Washington, DC – IRI conducted a new public opinion survey in Turkey from September 18–30, 2010, that suggests increasing optimism in Turkey since IRI’s May 2010 poll.  Fifty-three percent of respondents believe that Turkey is heading in the right direction – a 10 percentage point increase from May.  Turks’ economic outlook also improved, as the number of those who believe their economic situation is better than five years ago improved from 32 to 43 percent, and those who believe their economic situation would improve in the next year increased from 28 to 35 percent.

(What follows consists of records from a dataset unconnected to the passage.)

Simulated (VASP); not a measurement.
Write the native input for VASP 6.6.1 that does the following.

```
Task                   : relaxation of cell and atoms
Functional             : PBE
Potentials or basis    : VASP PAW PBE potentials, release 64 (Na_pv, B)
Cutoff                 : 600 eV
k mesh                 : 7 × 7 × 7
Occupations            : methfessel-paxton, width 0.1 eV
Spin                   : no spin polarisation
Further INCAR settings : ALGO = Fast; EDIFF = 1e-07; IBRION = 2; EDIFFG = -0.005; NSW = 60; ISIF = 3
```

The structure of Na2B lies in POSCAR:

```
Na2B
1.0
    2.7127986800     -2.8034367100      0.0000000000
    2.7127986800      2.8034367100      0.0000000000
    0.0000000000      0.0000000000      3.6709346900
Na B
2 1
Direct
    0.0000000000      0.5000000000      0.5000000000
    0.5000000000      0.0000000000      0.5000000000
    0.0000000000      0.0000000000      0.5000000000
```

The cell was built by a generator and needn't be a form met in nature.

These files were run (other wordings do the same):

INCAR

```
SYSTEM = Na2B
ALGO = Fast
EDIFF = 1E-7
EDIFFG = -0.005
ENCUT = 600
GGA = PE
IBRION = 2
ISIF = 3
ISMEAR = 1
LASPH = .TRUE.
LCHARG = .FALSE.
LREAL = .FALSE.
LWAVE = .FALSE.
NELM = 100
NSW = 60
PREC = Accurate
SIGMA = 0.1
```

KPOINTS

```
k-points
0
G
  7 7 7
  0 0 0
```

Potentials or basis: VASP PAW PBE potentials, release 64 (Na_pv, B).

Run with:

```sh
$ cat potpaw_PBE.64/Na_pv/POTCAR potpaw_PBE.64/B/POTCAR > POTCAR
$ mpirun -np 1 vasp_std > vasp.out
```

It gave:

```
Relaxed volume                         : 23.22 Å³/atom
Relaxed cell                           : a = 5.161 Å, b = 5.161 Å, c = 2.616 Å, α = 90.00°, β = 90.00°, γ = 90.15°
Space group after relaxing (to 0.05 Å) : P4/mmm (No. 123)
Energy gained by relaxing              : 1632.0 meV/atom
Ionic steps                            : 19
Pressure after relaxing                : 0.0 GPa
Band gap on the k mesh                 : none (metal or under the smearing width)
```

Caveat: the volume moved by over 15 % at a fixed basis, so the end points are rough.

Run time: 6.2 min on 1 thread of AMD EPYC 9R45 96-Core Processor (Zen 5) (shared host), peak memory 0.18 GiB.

Unemployment and security are of particular concern to voters, and were identified as the most important issues in the next general elections.  Turks also indicated that they want to hear more from politicians about unemployment.  When asked to evaluate the performance of the government on a range of issues, fighting unemployment received the lowest average rating: 3.85 on a 10 point scale.  The government scored highest on the issues of health care and protection of religious freedom.

At the local level, optimism is more pronounced, as 69 percent of those polled believe things in their municipalities are heading in the right direction.  Road conditions and trash collection were cited as the top reasons for that belief. 

IRI’s survey gauged attitudes on the national referendum held on September 12, 2010, that approved a series of amendments to the Turkish Constitution, the most controversial of which gave the government more influence over the country’s judiciary.  A plurality of respondents reported that they made their decision on the referendum two months before voting and that political party campaigns in the weeks leading up to the vote had little impact.

The survey also explored Turkish views on the European Union (EU) accession process.  Sixty-five percent of Turks believe EU membership is a good thing and 63 percent said they would vote for membership if the referendum were held this week.  This marks a 12-point increase since IRI’s May 2010 survey.  Respondents cited economic gains and the free movement of Turkish citizens as the most important benefits of EU membership.